The Principality of Sealand doesn’t look like much from the outside – or from the inside – occupying as it does an area of 25 square metres. Sealand’s name is an exaggeration, because it possesses no land. Despite this, it has its own royal family, constitution, national anthem, flag, coinage, stamps, football team and – until 1997 – passports. Its history and struggle for independence is as dramatic as that of any internationally recognised country.

In 1966, Major Paddy Roy Bates turned up in a small boat and clambered aboard a former UK naval fort called HM Fort Roughs, about 12 kilometres from the coast of Suffolk. Having fought in Italy and Africa during the war, Bates was then a pirate radio broadcaster. It was the mid-1960s, the golden age of pirate radio. Stations like Radio Caroline broadcast from international waters to circumvent UK music piracy laws and provide young people with the pop music they pined for but could not hear on the BBC. Bates settled himself on Fort Rough, stocked up on radio equipment and supplies, and began to broadcast.

But after only a year, Major Bates’ radio dream was threatened by the Marine Broadcasting Offences Act; a law passed by the British government making it illegal for British subjects to be associated with stations like his. While other pirate stations caved in, Bates hit on a novel idea: declare independence from the UK, and therefore from the jurisdiction of British law. Fort Roughs became ‘Sealand’, and Paddy Roy Bates, Prince Roy.

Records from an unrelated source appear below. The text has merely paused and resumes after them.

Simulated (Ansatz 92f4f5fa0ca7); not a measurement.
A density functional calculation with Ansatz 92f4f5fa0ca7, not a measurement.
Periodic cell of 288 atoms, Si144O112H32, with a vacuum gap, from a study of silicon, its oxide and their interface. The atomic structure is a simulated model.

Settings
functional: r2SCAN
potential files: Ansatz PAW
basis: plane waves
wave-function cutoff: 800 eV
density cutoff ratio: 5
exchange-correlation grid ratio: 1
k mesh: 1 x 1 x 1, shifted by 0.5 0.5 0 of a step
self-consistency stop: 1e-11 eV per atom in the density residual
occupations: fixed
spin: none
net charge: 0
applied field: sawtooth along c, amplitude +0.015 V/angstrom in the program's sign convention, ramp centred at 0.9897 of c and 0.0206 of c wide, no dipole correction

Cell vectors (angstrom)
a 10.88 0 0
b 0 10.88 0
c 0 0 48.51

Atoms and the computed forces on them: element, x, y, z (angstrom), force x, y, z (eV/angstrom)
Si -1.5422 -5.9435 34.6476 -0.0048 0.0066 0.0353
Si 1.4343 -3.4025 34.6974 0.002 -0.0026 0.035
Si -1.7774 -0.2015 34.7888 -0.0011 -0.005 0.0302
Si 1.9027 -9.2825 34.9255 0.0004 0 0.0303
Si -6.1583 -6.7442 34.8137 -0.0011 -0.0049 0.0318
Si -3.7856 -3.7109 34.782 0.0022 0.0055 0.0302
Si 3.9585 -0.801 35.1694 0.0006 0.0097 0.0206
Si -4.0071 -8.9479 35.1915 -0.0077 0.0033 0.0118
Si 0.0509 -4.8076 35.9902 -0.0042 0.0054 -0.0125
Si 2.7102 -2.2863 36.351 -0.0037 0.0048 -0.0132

From here begins an incredible story of English eccentricity taken to extremes. When a rival pirate broadcaster attempted to storm the platform, Bates and his son resisted with handmade bombs and guns. The Royal Navy received the same treatment. When they were eventually tried in court, the case was thrown out; the judge ruling that the UK had no jurisdiction over events on the fort as it was in international waters. Bates, naturally, took this as official recognition of Sealand’s independence.

Then there was the ‘Battle of Sealand’ in 1978, an event of absurd drama, all of which took place on the platform of the cold, damp, rusting fort. The initial invasion of Sealand was planned and carried out by Alexander Achenbach, a German businessman and friend of Bates’ who had ambitiously proposed to somehow turn the ailing structure into a luxury hotel and casino. Achenbach and a group of associates forced their way onto the platform when Bates and his wife were away, taking his son Michael – Prince Michael – hostage.

Bates rushed back to his stricken principality, retaking it in a helicopter raid – as most of us would. He quickly freed his son and captured Achenbach, who he held until Germany sent a diplomat to negotiate his release. Bates enthusiastically reached an agreement with this official representative of the West German state. The visit of a German diplomat to his ‘territory’ gave him yet more reason to argue that The Principality of Sealand was a recognised state.

The UK’s 1987 expansion of its territorial waters from three to 12 miles from the coast presented Sealand with another existential threat. The UK’s territorial claim now swallowed the tiny principality. Unperturbed, Bates reacted in kind, expanding Sealand’s borders to 12 miles on all sides, meaning Sealand’s present territorial claim reaches southern Ipswich. To date, there have been no actual territorial disputes, the UK government happy to leave Sealand be, on the reasonable assumption that no-one else would ever need or want to go there.

Prince Roy Bates died in 2012, in a retirement home in Essex. In the twilight of his reign he had become an absent leader, choosing instead to spend his time in the more comfortable surroundings of Spain. Management of Sealand passed on to his son, His Royal Highness Prince Michael, who continues to rule Sealand to this day.